Monday, Oct. 11, 1982

Shake-Out in the Skin Game

Recession squeezes some of the big names in cosmetics

In the midst of the Great Depression of the 1930s, Charles Revson introduced opaque nail polish and created Revlon Inc. Ever since, the cosmetics industry has been regarded as a good business even for bad times. Women, the theory went, could always be counted on to spend at least some of what little disposable income they had to look attractive and feel good about themselves.

So much for that theory. Certain top-of-the-market cosmetics lines have continued to do well in the current slump, including Estee Lauder, Elizabeth Arden and the Cosmair lines of Lancome, Guy Laroche and L'Oreal. The affluent customers for those products have remained affluent through the recession, and even less well-off women have splurged occasionally to give themselves a psychic lift.
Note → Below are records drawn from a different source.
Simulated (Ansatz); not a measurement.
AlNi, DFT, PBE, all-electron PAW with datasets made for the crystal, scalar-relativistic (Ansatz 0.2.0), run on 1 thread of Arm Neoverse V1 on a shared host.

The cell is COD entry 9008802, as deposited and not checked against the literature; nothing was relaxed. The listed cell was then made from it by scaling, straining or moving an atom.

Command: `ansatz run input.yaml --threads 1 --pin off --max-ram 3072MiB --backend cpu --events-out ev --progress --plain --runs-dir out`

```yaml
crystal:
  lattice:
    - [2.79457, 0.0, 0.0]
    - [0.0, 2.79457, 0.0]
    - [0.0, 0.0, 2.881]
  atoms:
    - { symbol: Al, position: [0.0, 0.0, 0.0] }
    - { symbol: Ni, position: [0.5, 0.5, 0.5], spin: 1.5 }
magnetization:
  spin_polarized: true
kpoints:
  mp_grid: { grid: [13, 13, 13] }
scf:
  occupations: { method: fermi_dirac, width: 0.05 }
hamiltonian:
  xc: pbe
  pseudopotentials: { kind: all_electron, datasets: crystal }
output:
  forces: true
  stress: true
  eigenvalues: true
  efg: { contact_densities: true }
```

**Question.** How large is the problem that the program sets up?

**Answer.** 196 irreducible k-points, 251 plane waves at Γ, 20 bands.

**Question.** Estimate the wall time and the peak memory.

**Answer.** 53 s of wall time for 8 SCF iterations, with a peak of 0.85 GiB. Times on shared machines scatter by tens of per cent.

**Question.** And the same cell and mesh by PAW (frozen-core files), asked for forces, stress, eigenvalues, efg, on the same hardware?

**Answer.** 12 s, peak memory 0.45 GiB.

But some of the biggest and best-known companies in the business, including industry leaders Revlon and Avon Products Inc., have seen their fortunes slip with the economy. Revlon last year had sales of $2.4 billion, with earnings of $175 million. But during the first half of 1982, profits plunged 27%, to $68 million, forcing a layoff of some 1,000 workers in August. Avon, a darling of Wall Street money managers during the late 1960s and early 1970s, has also begun to suffer. The company ding-donged its way to $2.6 billion worth of worldwide door-to-door sales of cosmetics to middle-and lower-middle-class women in 1981. Since then, first-half profits have slipped by 15%, to $79 million.

One reason for the squeeze on both companies is the strength of the U.S. dollar, which has crimped overseas sales. Revlon in particular made the mistake of force-feeding its gigantic product lines, 3,000 items in all, into small countries, where there was simply not enough customer demand. The company made a similar mistake in the U.S. by giving its retailers too many different products to sell, and at a time when high interest rates were forcing up the cost of stockpiling unsold inventories.

What has really hurt the giants more than anything else, though, is that cosmetics has become a relatively stagnant industry. During the 1970s, annual sales grew to about $10 billion, but the growth rate since has slowed considerably. Changing social conditions have affected sales: potential new customers, in the form of women entering the labor force for the first time, are not quite so numerous as they used to be. Says Roger Shelley, a Revlon vice president in charge of corporate affairs: "That kind of shot in the arm is missing now, as we look forward into the 1980s."

The industry's hottest segment at the moment is skin-care products, with Dallas-based Mary Kay Cosmetics Inc. the growth leader: 1981 sales were $235 million, a 41% rise over 1980. Though the firm uses a direct-sales approach similar to Avon's, Company Founder Mary Kay Ash has concentrated almost entirely for the past 19 years on skin-care products, as opposed to cosmetics-style makeup. Consequently, the firm now finds itself in a timely and profitable mesh with the American healthand-fitness craze. The company has also built a large and loyal female sales force by offering big money to top sales directors ($30,000 to $40,000 a year in bonuses and commissions), along with such incentives as diamond bumblebee brooches and pink Cadillacs.

Overall the message in the industrywide shake-up seems plain enough. In the mature cosmetics market of the 1980s, bigness is no guarantee of fast growth. It may actually be a hindrance in a business where carving out specialty niches has become crucial to success. Such niches can dramatically boost the income of smaller companies, like Mary Kay, but the revenues from them have comparatively little impact on the income statements of multibillion-dollar powder-puff giants that were once small themselves.